The Lysicrates Prize

Submissions are now open for the 2017 Lysicrates Prize for playwriting

We’re only looking for the first act of a new play. That’s it! No further writing required. 

If you’ve been working up an idea for a play, submit the first 20 pages and your work will be assessed by our team of expert readers. The three finalists will receive a week’s rehearsal with a professional director and cast, culminating in a staged reading before an audience, who vote for the winner on the day. The winning play receives a full commission from Griffin of $12,500 to finish the script. Each of the runners-up receive a cash prize of $1,000.

The competition is only open to writers who’ve had three or more mainstage plays produced. In contrast to the Griffin Award, which is open to writers at every stage of their career, the Lysicrates Prize is intended to support established artists; recognising the significant challenges facing any writer, regardless of experience. Traditionally the prize has attracted just 20 entries, from some of our most exciting and innovative writers.

Now in its third year, the Lysicrates Prize is a philanthropic initiative produced in association with The Royal Botanic Garden, Sydney and supported by The Lysicrates Foundation. In addition to the two commissions awarded in 2015 and 2016, Justin Fleming’s The Literati – a finalist in 2015 – has just wrapped up a sell-out season at Griffin.

Submit your entry here by 19 September, or contact Griffin’s Associate Artist Ben Winspear if you’d like to discuss your submission.

Full terms and conditions.

Mary Rachel Brown has been awarded the second annual Lysicrates Prize for new Australian Playwriting, receiving a full $12,500 Griffin Theatre Company commission, as voted by the audience, at Verbrugghen Hall, Sydney Conservatorium of Music.
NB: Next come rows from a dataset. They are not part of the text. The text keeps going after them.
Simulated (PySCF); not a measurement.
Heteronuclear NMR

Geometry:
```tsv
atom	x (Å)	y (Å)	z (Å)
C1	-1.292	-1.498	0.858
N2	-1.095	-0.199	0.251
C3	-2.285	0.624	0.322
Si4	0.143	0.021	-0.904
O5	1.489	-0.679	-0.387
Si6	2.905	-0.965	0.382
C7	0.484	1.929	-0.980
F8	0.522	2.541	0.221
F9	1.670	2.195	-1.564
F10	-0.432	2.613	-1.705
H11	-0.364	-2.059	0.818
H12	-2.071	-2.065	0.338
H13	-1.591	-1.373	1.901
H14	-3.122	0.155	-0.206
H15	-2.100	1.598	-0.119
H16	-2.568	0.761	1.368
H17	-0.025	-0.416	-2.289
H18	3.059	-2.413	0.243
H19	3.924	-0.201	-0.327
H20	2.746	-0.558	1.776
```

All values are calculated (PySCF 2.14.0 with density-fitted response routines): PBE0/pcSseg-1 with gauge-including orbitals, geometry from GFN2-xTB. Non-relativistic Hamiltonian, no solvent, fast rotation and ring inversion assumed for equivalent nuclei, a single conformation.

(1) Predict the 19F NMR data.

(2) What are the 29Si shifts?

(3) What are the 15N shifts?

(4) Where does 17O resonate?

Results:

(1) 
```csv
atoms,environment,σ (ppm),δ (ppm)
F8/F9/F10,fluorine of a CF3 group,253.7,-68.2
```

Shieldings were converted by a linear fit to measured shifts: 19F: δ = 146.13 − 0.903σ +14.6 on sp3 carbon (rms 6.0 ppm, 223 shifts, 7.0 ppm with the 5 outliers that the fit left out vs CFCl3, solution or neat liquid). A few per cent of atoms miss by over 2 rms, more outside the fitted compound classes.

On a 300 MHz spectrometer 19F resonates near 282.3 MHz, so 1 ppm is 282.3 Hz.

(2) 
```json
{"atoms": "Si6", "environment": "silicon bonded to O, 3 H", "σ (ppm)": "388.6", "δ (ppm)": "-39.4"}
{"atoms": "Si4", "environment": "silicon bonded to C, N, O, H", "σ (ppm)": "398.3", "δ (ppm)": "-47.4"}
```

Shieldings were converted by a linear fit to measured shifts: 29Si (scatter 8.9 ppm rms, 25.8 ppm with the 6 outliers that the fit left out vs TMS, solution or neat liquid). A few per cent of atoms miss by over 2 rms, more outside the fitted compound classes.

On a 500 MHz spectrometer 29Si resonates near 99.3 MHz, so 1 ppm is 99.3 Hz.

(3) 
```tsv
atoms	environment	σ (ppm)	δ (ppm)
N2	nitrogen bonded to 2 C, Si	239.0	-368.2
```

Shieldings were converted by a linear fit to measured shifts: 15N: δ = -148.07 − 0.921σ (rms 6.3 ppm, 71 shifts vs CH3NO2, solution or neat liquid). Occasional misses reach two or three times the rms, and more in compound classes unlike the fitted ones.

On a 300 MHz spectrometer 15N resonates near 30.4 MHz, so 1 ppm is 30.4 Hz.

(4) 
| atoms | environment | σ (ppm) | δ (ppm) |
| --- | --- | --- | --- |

Mary Rachel Brown was amongst three finalists who were shortlisted to submit the first act of a new play. The two runners-up Campion Decent and Elise Hearst each received a $1,000 cash prize.

The three shortlisted plays were:
Mary Rachel Brown’s Approximate Balance, about the Lightfoot family who struggle to cope with their son’s alcoholism. A young Filipino woman offers them a unique perspective on how to heal. Sometimes we find family where we least expect it.
Director: Mitchell Butel
Cast: Linda Cropper, John Gaden, Richard Sydenham, Lena Cruz

Campion Decent’s Saint Theo, when struck by lightning, stonemason and amateur thespian Theodore embarks on a Gilbert and Sullivan inspired philosophical quest with a mysterious young revenant and a woman in a pirate hat.
Director: Helen Dallimore
Cast: Simon Burke, Rowan Witt, Paula Arundell, Tamlyn Henderson

And Elise Hearst’s The Good Wolf, Naomi is a good Jewish girl trying not to be bad. The Good Wolf is her story about family, legacy, and finding love
Director: Ben Winspear
Cast: Michelle Lim, Deborah Kennedy, Natalie Gamsu, Hamish Michael

Mary Rachel Brown was a member of the 2014 Griffin Studio. Her play The Dapto Chaser was presented in Griffin’s 2015 Independent season and is opening Hothouse Theatre’s 2016 season. Mary recently had her new play Silent Night developed at PWA’S 2015 National Script Workshop.

She is the recipient of the 2006 Griffin Award, the 2007 Max Afford Award, and the 2008 Rodney Seaborn Playwrights Award. Her play Last Letters is currently on at The Australian War Memorial. Mary’s work has been given showcased public readings by the National Playwriting Festival (Australia) and the English Speaking Theatre (Berlin). In 2009 Mary’s play Permission To Spin was selected from an international field for the hotINK play festival in New York. She says: “Philanthropists in the arts are trailblazers in my books. With this in mind, I would like to thank the Lysicrates Foundation for their generosity, with particularly thanks to John and Patricia Azarias for their initiative in supporting new Australian plays. I commend them on their investment in one of our most valuable commodities, our stories. I would also like to thank Griffin for facilitating the creative process attached to this prize. Writing can be a lonely process, today I gained some journeymen and women who are supporting my work in the form of a commission.  As a female recipient of this prize, I would like to give a nod to WITS – Women in theatre and screen, a movement dedicated to addressing the under-representation of diversity on our stages and screens.”

A highlight of Athenian life in the fourth century B.C. was the theatre competition, held in public in a large amphitheatre. Wealthy patrons would sponsor a theatre company, and the prize for best play or musical performance – a highly valued status symbol – was a bronze tripod, which the winner was expected to place on top of a monument they would commission. All the winners’ monuments lined the Street of the Tripods in central Athens.

Today the Street of the Tripods still exists, but the only monument standing there is the one the wealthy sponsor Lysicrates erected in 334 B.C. So elegant is it, and so redolent of the ancient Athenians’ passion for theatre, that numerous copies have been made, in countries the Athenians never suspected existed. The most beautiful of these sits today in Sydney, in a spectacular setting in the Royal Botanic Garden, made of warm golden Sydney sandstone, it is, however, crumbling.

The Lysicrates Foundation was established by John and Patricia Azarias to provide encouragement to Australia’s playwriting talent, and to help restore the beautiful monument in the Garden.